This is what I have implemented https://ide.codingblocks.com/s/268332
But I am not able to pass one test case, it is showing wrong error.
This is what I have implemented https://ide.codingblocks.com/s/268332
But I am not able to pass one test case, it is showing wrong error.
Hey @anugrahrastogi
just a change
System.out.println( (int)(Math.pow(n, (float)(1.0/k))));
instead of System.out.println( (int) Math.floor(Math.pow(n, 1.0/k)));
But this question is the application of binary search.
I would say that this question can be done with the help of binary search
I have 2 questions:
Q1 .How does adding float solves the problem?
Answer :
try for this input
1 1000000000000 6
your code gives 99
but correct output 100
pow fun default arguments type double
size of double is 64 bit
1.0/k in 64 bit
so, we needed type cast
otherwise ,some larger input you may be got wrong answer
Q2 . how to solve this problem using binary search?

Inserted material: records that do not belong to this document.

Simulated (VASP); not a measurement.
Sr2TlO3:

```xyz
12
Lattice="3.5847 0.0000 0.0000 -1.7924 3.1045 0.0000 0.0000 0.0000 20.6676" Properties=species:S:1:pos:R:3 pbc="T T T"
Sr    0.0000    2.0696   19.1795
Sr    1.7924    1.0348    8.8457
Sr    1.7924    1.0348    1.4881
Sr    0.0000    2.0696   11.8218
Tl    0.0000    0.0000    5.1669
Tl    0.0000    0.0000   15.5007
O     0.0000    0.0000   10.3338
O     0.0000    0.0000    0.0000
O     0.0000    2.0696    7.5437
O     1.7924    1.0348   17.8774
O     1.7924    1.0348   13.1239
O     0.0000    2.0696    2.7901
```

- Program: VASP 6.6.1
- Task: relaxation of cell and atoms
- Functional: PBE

We will aplly binary search in this problem. For every possible mid obtained by using binary search we will check of it is the best suitable candidate or not for becoming the Kth root and then we reduce the search space of the binary search according to the mid value. If mid^k is greater than N then we will find the best suitable value from left to mid-1 otherwise we will find much larger value by finding it from mid+1 to right.